The monthly cooking classes taught by Chef Kinch and Pim  are events to anticipate—I was lucky enough to assist in the June class my first day as an apprentice, and since then I’ve been eagerly waiting for my next opportunity to watch Chef and Pim at work (while washing 100 or so dishes of course). This Sunday’s class did not disappoint: it was held outside on the sunny farm patio, and the menu included grilled rack of lamb with fresh herbs, a fregola salad with roasted squash, fennel, and cucumbers, and a fig and plum tart smeared with frangipane (my new favorite condiment: almonds, sugar, egg and butter). I did my best to listen closely while bustling around the patio chopping herbs and collecting utensils, and I was well-rewarded when Chef Kinch gave us some advice that I immediately filed in my mental favorites folder: “Good cooking is the judicious use of salt.” (Tip of the day: if you salt your dish at multiple stages during cooking—instead of throwing in several liberal pinches at the end, like I do—it results in an increased complexity of flavor from salt cooked for various lengths of time).

The class also ended up giving me a surprise chance to display my (non-existent) tart-making skills. While the students mingled with wine before their farm tour, Pim came up to me and, looping her arm conspiratorially through mine, declared that I would be in charge of duplicating her tart in the kitchen after she made one outside for the students. Eyes peeled I watched her every move, then I hurried inside and attempted to reenact her expert dough folds and arrangement of plums and figs. Unfortunately compared to hers (above), mine (below) looked decidedly rustic, but what it lacked in prettiness it made up for in almondy, figgy tastiness.
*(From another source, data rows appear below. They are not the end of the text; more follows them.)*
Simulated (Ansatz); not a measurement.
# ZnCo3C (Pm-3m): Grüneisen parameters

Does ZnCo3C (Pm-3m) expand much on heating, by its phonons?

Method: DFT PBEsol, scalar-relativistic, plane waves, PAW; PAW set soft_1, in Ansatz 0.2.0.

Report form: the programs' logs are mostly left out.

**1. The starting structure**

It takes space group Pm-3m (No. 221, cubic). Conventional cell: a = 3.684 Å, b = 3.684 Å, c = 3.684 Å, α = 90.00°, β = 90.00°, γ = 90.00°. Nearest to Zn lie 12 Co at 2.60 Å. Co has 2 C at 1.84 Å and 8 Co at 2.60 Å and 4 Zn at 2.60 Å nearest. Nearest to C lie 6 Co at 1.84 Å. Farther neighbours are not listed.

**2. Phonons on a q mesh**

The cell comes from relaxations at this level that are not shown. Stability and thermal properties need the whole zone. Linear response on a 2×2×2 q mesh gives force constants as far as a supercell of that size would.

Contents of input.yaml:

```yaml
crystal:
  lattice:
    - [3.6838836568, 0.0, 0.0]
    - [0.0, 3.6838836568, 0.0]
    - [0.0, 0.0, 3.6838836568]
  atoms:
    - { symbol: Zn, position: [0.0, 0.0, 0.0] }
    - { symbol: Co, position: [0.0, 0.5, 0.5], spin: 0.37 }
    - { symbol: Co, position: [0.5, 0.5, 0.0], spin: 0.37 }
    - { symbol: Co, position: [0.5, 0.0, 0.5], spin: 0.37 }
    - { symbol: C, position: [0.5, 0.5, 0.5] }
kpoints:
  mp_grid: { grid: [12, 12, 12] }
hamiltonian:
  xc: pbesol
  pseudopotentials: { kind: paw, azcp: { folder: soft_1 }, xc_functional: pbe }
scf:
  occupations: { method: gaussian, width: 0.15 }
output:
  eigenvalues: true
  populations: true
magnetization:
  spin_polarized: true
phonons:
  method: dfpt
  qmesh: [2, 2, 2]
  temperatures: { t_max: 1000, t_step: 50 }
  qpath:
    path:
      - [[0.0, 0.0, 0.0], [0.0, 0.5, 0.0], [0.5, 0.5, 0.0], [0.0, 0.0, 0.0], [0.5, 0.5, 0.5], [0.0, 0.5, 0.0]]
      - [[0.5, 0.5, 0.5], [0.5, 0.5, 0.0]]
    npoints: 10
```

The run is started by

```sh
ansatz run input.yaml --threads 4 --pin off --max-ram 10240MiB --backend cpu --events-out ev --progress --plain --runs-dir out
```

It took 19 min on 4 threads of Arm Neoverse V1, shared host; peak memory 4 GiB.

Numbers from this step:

Fortunately for me, that was not the last of the tarts that entered my day—with Pim’s leftover dough from class, Zach and I set about making two more tarts for our nightly apprentices’ feast. One was the plum dessert from class, but the other was a throwback to my second night on the farm, when we made the onion tart Chef and Pim had cooked for the students in June. Flaky pastry, buttery sweet caramelized onions, toasty melted parmesan… need I say more? To top it off, our tarts baked alongside Phillip’s enchiladas and roasted potatoes. When every oven rack is filled, you know it’s a good night.

(p.s. A friend was curious about my soundtrack to the farm, and it would definitely have to be this. Enjoy!)

Caramelized Onion Tart with Parmesan

(Adapted from June’s Day Off Dinners with Chef Kinch and Pim)

There are two secrets to this easy tart, and they are Pim’s recipe for pastry dough, and caramelizing your onions for much longer than you would imagine.

1 round of dough made using Pim’s recipe, chilled

3-4 large onions, sliced into rounds

1-2 Tbsp butter

1 egg, beaten

fresh grated parmesan

Preheat your oven to 400 degrees. Roll out the dough on a well-floured surface, shaping roughly into a circle before transferring to a cookie sheet lined with parchment paper. In a large saucepan, melt the butter and add the onions, stirring regularly until they are dark golden brown (about 45 or so minutes). Spread your caramelized onions on the dough, then fold in the edges and brush the dough with your beaten egg mixed with a little water. Finally, sprinkle your entire tart with the parmesan cheese and bake for 45 minutes.

goat cheese zucchini lasagna

On any given day, this is what I see when I open our cottage refrigerator.

It’s an all-consuming battle, us seven 20-somethings versus a never-ending supply of goats’ milk (two gallons a day, to be precise). Fresh it tastes similar to cows’ milk, but after three or so days in the fridge it gets, well… goaty. We all have various tolerance levels for this unfortunate phenomenon—some grin and bear it by grabbing a five-day-old jar and pouring in a third of a bottle of Hershey’s syrup, some (read, me) give yesterday’s gallon a tentative sniff before hastily returning it to the fridge. “Finding out how much milk someone can drink in a day should be part of the Love Apple interview process,” someone joked my first week here, and though I had to laugh I also secretly cringed. I try to hide it, but since I’ve never been a milk drinker I’m the weakest link in our stand against the goats—Marty, Lupe, and Totes—and their prolific udders.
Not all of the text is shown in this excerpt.